Pass or Fail: Is Testing a Valid Way to Measure Student Progress?
In this multi-part series, I provide a dissection of the phenomenon of retention and social promotion. Also, I describe the many different methods that would improve student instruction in classrooms and eliminate the need for retention and social promotion if combined effectively.
While reading this series, periodically ask yourself this question: Why are educators, parents and the American public complicit in a practice that does demonstrable harm to children and the competitive future of the country?
What if the measures we use to determine passing or failing grades are completely skewed? Is standardized testing, or any testing for that matter, the right way to determine student progress?
For obvious reasons, one of the first and most significant concerns for the application of standardized tests is that they are not consistent with the standards for fair and appropriate testing. Of course, educators must first define the standards themselves, and demonstrate them to be relevant. In this instance, we are referring to the standards for fair and appropriate testing as defined by the NRC Report, which says that measurement validity refers to the extent to which evidence supports a proposed interpretation and use of test scores for a particular purpose.
For instance, a measurement validity of the reading section of the SAT I standard test would be assessed to have a reasonable validity for assessment of an individual’s reading comprehension skills, knowledge of grammar rules, and ability to make inferences from texts. The use of scores from this test to determine an individual’s preparedness for entry into a particular college program would also be reasonably good. The component of appropriate testing usually overlaps with this second issue of validity, too, which the NRC Report Standards also outlines, and which is backed up by the findings of various other organizations.

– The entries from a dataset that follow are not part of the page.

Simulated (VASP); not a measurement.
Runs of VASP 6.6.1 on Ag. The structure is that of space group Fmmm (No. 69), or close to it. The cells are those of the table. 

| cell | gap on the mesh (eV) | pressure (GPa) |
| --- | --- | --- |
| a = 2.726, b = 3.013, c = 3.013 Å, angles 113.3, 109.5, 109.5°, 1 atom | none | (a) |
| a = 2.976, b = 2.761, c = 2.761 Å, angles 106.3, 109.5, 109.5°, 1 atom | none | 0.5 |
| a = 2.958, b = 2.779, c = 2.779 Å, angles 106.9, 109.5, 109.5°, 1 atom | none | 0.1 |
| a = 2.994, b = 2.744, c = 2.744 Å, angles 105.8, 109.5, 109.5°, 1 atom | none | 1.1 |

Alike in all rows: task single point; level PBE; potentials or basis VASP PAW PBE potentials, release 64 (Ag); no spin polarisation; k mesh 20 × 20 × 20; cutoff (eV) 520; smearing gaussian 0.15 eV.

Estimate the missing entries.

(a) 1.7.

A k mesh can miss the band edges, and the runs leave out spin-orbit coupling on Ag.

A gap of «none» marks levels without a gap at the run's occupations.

To go back to the more formal parameters, the general rule is that the internal structure of the test, the content of the test, the relationship of the test to other criteria, and the psychological processes and cognitive operations used by the examinee in responding to the test items must all support the purpose of the test.
A test assessing knowledge and skill should target the knowledge and skills specifically; looking, as well, to ensure that the knowledge and skills being assessed are those that have been obtained from appropriate instruction. In some instances, knowledge might depend on poor instruction or on factors that are unrelated to the skills under review. For instance, a student might score poorly on the SAT reading test because their teachers didn’t transfer the necessary knowledge and skill (the students may not have received the targeted knowledge of proper grammar, for instance, or they have received inadequate instruction on how to read critically).
Another example would be that an individual might score badly on the SAT reading test not because they lack reading comprehension skills that the test intends to assess but because they have significant language barriers or because there are cultural differences that have some bearing on the test. For instance, a passage in American history that is being read for comprehension but that in some way relies upon presupposed knowledge of American history or customs might be problematic and undermine the validity and fairness of tests scores, undermining the attribution of cause.
Disabilities can also factor as an issue for the attribution of cause. Several types of cognitive or even physical disabilities can undermine an individual’s performance in a testing scenario without appropriate interventions provided to support the student’s exceptionalities.
In the context of K-12 assessments, the cause component also influences the extent to which students receive adequate opportunity to learn the material for the test. Adequate quality and quantity of instruction become important, as does the alignment of test content and curriculum.
Students need adequate opportunity within the testing scenarios to demonstrate their knowledge. If tests contain irrelevant language or content, for instance, students may not have adequate opportunity to perform and test developers will have compromised the fairness and relevance of the test.
Furthermore, many of the criteria for fairness in testing standards overlap with attribution of cause. In the Standards, overlapping elements include the investigation of bias and differential item functioning, determining whether construct-irrelevant variance differentially affects different groups of examinees, and equal treatment during the testing process.
Circular validity lies within the cause component in the sense that it relates to the alignment between test content and the curriculum taught in class. Chapter 13 of the Standards determines that “There should be evidence that the test adequately covers only the specific or generalized content and skills that students have had an opportunity to learn.”
This goes beyond the criteria outlined here and applies to a broader interpretation of opportunity to learn; one that is not restricted to curricular validity but also inclusive of the consideration of instructional quality as a predictor of student test scores.
Certain polices within the K-12 setting make high-stakes student decisions dependent upon evidence that the student has the educational experience and opportunity to acquire relevant knowledge and skill. Where students have lacked sufficient opportunity to acquire desired skills in an educational context, they may not meet the criteria for grade promotion or graduation.
At the same time, though, it is hardly fair that the student be held accountable for the deficit in their learning. At what point do we say: this portion of education is the responsibility of the schools, of the system and the stakeholders, not just the individual student?
The effectiveness of treatment is the final component of the fair and appropriate test criteria, relating to whether test scores lead to consequences that are educationally beneficial in a given context. Consequences could include placement in a particular academic grouping based on ability or advancement from one level of learning to a higher level based on test achievement. Accountability plays a part here, too, as the criteria for effective treatment determines that it is inappropriate to use tests to make placements that are not educationally beneficial.
When tests are used in placement decisions, they must be fair and appropriate. Students must be “better off in the setting in which they are placed than they would be in a different available setting.” With all of these factors in mind, though, can testing ever truly be trusted as a placement option for students?